Blaine Grinder credits his Jiu-Jitsu training for giving him the instinct to help detain a man who attempted to rob the CIBC last Tuesday in Williams Lake.
“Ironically I had come into the bank that day to withdraw some money to pay for my monthly Jiu-Jitsu fees,” the Tl’etinqox trapper and father told the Tribune Friday. “I didn’t think I would be using my skills at that very moment.”
Grinder said he saw Williams Lake resident Bill Drebit grab the suspect’s arm when he demanded money from a teller and he jumped in to help bring the suspect down to the ground.
“I didn’t know if he was armed, but I put him in what’s called a rear-naked choke and then by the time the RCMP arrived, I had him in a bulldog choke.”
Describing himself as a Jiu-Jitsu practitioner, Grinder said he trains with Shogun Dojo in Williams Lake, but got his start in Victoria about 20 years ago with Stan Peterec’s Martial Arts.
At the bank that afternoon he just used basic skills — nothing fancy, he insisted.
“Jiu-Jitsu is the dark horse of the martial arts,” he said smiling. “It’s not flashy, but it is very effective if you need to subdue someone without hurting them.”
Grinder said the suspect kept asking them to let him go and was throwing the money back toward the tellers, but the two men just held him until RCMP arrived.
During his sessions at Shogun Dojo, Grinder often practices the worst-case scenarios, and on Tuesday he got to utilize that training.
He has also worked as a bouncer both in Victoria and at the Overlander Pub in Williams Lake so he felt that might have helped him react so quickly.
“As bouncers we never have weapons and you are dealing with incidents often,” he explained.
Grinder weighs about 225 pounds and said the suspect was just as big as he was.
“He was wearing a ball cap, sunglasses and a scarf,” he added.
Once the RCMP arrived, the suspect was arrested without incident.
“I sure hope he gets some help,” Grinder added. “It could have gone so differently.”
The tellers, he added, were very emotional.
“They just went through another robbery a short while ago.”

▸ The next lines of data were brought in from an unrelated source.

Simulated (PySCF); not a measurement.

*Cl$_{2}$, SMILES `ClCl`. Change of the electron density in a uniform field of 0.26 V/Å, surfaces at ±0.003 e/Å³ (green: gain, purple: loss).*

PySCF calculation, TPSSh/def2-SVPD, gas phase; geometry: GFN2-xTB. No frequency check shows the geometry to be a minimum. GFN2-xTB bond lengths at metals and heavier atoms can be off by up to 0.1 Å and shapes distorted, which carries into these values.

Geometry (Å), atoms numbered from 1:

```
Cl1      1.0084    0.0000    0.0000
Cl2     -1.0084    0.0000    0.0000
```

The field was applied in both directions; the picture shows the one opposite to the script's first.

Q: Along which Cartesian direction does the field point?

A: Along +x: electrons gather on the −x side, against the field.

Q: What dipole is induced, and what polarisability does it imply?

Grinder said it all happened so fast, but he doesn’t know if there were any other customers in the bank at the time other than Drebit and him.
On Wednesday, one charge of robbery and another of wearing a disguise with intent to commit an offence were sworn against Christopher Michael Swain of 100 Mile House, in Williams Lake.
Swain will remain in custody until his next court appearance scheduled for 11 a.m. Wednesday, Dec. 13 in Williams Lake Provincial Court.